Piecing the puzzle

Self-publishing queryable research data on the Web

Ruben Verborgh

Ghent University – imec

Who thinks publishing
Linked Data on the Web
is a good idea?

Who publishes their
own Linked Data?

Who enables people to
query their Linked Data?

My open-source pipeline
improves the queryability of
Linked Data on websites.

This pipeline unlocks
the value of your data
for client-side applications.

Piecing the puzzle

Use case: personal website
Making our Linked Data queryable
Open questions for self-publishers

My personal website contains metadata
about my research and publications.

This includes metadata for:

40 blog posts
200 scientific publications
2 Linked Research articles
- with RDFa annotations and citations

My data is published following
the Linked Data principles.

1 FOAF profile in Turtle
- partly manual, mostly autogenerated
- >6,000 RDF triples about myself, people, publications
260 HTML+RDFa pages
- autogenerated using 5 template pages
- >13,000 RDF triples about publications, blog posts, articles
- (±50 triples per page)

My data is modeled using several
ontologies and vocabularies.

Friend of a Friend (FOAF)
Schema.org
Bibliographic Ontology (BIBO)
Citation Typing Ontology (CiTO)
DBpedia

I publish my own Linked Data because
we need to practice what we preach.

How can we convince people
they should publish 5-star Linked Data
if we continue making up excuses
for not doing it ourselves?
My data is a home-cooking version
of Semantic Web Dog Food.

I publish my own Linked Data because
others already publish it—wrongly.

I struggle to keep up with the incompleteness, inaccuracies, duplicates, and wrong entries of:

But who am I generating this data for?

Clearly, existing research networks don’t read it.
- …with the exception of Google Scholar.
Schema.org-compatible search engines
are probably very happy with it.
- They crawl and see the whole dataset.
We can’t build useful live applications on top of it.
- Linked Data clients only see small parts of the data.

Piecing the puzzle

Use case: personal website
Making our Linked Data queryable
Open questions for self-publishers

The value of my Linked Data
needs to be unlocked.

I want to:

help people consume my data
lower the barrier for data reusers
enable powerful cross-dataset queries
- no more silos

Traversal-based Linked Data querying
cannot answer all questions adequately.

Completeness cannot be guaranteed.
- Web linking is unidirectional.
The semantic constructs in the query
are seldom identical to those of the data.
- foaf:Person, schema:Person, or wikidata:Q5?
- rdfs:label, dc:title, foaf:name, or schema:name?
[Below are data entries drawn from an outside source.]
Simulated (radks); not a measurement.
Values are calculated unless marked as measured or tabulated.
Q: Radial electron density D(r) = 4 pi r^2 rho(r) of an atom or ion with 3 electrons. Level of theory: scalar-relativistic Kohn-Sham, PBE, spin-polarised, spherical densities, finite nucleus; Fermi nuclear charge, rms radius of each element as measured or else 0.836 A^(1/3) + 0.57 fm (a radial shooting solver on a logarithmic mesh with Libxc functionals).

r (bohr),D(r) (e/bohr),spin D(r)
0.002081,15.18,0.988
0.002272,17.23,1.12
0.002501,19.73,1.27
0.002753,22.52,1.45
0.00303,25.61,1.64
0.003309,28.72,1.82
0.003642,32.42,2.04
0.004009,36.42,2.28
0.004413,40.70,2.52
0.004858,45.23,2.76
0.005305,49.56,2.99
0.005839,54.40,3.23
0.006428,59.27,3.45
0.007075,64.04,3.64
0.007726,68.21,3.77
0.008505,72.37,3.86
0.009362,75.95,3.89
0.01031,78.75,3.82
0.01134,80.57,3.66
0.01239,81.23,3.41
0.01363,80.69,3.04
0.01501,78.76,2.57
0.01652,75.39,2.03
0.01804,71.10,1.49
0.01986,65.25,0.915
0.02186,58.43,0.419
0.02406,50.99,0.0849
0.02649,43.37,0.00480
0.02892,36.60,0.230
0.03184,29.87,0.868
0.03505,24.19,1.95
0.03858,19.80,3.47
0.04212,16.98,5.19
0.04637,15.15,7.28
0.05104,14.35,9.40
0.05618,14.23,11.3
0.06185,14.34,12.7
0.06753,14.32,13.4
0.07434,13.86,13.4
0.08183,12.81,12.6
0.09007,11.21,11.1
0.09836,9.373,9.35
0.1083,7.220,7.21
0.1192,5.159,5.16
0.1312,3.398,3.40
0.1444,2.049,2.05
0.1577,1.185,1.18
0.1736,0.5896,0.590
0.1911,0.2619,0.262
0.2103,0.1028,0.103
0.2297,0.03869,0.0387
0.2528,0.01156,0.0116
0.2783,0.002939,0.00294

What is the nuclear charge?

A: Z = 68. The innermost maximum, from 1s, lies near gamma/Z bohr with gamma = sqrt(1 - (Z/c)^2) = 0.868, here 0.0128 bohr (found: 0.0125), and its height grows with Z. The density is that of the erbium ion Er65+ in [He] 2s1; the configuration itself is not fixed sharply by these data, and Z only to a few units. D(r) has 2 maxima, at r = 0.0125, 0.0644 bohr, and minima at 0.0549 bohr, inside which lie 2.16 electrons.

Solving querying fully at the server side
is too expensive for personal data.

Hosting a SPARQL endpoint is expensive.
A SPARQL endpoint with reasoning even more.
Marking up all data in two directions
and with multiple ontologies is unfeasible.
- difficult to maintain
- hard to express in RDFa Lite

I designed a simple ETL pipeline
to enrich and publish my website’s data.

This process runs every night:

Extract RDF triples from
Turtle and HTML+RDFa documents.
Reason over this data and its ontologies.
Publish the result in a queryable interface.

Reasoning on the data and its ontologies
makes hidden semantics explicit.

Skolemize ontologies to remove blank nodes.
Compute deductive closure of ontologies.
Compute deductive closure of ontologies and data.
Subtract 2 from 3 to obtain only the enriched data.
Remove leftover skolemized IRIs.

Reasoning expresses the same data
in different ways for different clients.

	time (s)	# triples
extraction	170	17,000
skolemization ontologies	1	44,000
closure ontologies	39	145,000
closure ontologies & data	62	183,000
subtraction	1	39,000
removal	1	36,000
total	273	36,000

Reasoning fills ontological gaps
before querying happens.

	# pre	# post
`dc:title`	657	714
`rdfs:label`	473	714
`foaf:name`	394	714
`schema:name`	439	714
`schema:isPartOf`	263	263
`schema:hasPart`	0	263
`cito:cites`	0	33
`cito:citesAsAuthority`	14	14

The resulting data is published
in a Triple Pattern Fragments interface.

A TPF server lets clients access RDF data
only by single triple patterns.
- Full SPARQL queries are executed by clients.
TPF extends the Linked Data principles.
1. Also offer predicate- and object-based lookup.
2. Provide “dereferencing” of a URL on a different domain.
TPF interfaces are cheap.
- My server costs less than $5/month.

TPF query clients find all results
and find them faster.

	LD	TPF	LD	TPF
	# results		time (s)
people I know	0	196	5.6	2.1
publications I wrote	0	205	10.8	4.0
my publications	134	205	12.6	4.1
works I cite	0	33	4.0	0.5
my interests (federated)	0	4	4.0	0.4

Piecing the puzzle

Use case: personal website
Making our Linked Data queryable
Open questions for self-publishers

Open questions about
creating Linked Data:

How do we select what to publish as RDF?
What kind of data do we prioritize?
What data belongs in a FOAF profile,
and what data on a webpage?

Open questions about
modeling Linked Data:

What ontologies should we use?
- …on webpages?
- …in a FOAF profile?
Should we describe the same concepts
using multiple ontologies?
Should we use generic properties and classes
or specific subproperties and subclasses?

Open questions about
Linked Data identifiers:

Should we reuse identifiers, mint our own, or both?
- avoid owl:sameAs trouble?
- ability to dereference on own website?
Should we publish data in named RDF graphs?
- provenance?
- conflict resolution?

Piecing the puzzle

Use case: personal website
Making our Linked Data queryable
Open questions for self-publishers

With minimal tooling,
querying my Linked Data
became better, faster,
and more flexible—
even across datasets.

Your website’s Linked Data
can become queryable too.
Just use the pipeline.

So no more excuses ;-)
Self-publish
your Linked Data.

Piecing the puzzle

Self-publishing queryable research data on the Web

@RubenVerborgh, Ghent University – imec

Browse my Linked Data at data.verborgh.org.
Query my Linked Data at query.verborgh.org.

Piecing the puzzle

Self-publishing queryable research data on the Web

Who thinks publishing Linked Data on the Web is a good idea?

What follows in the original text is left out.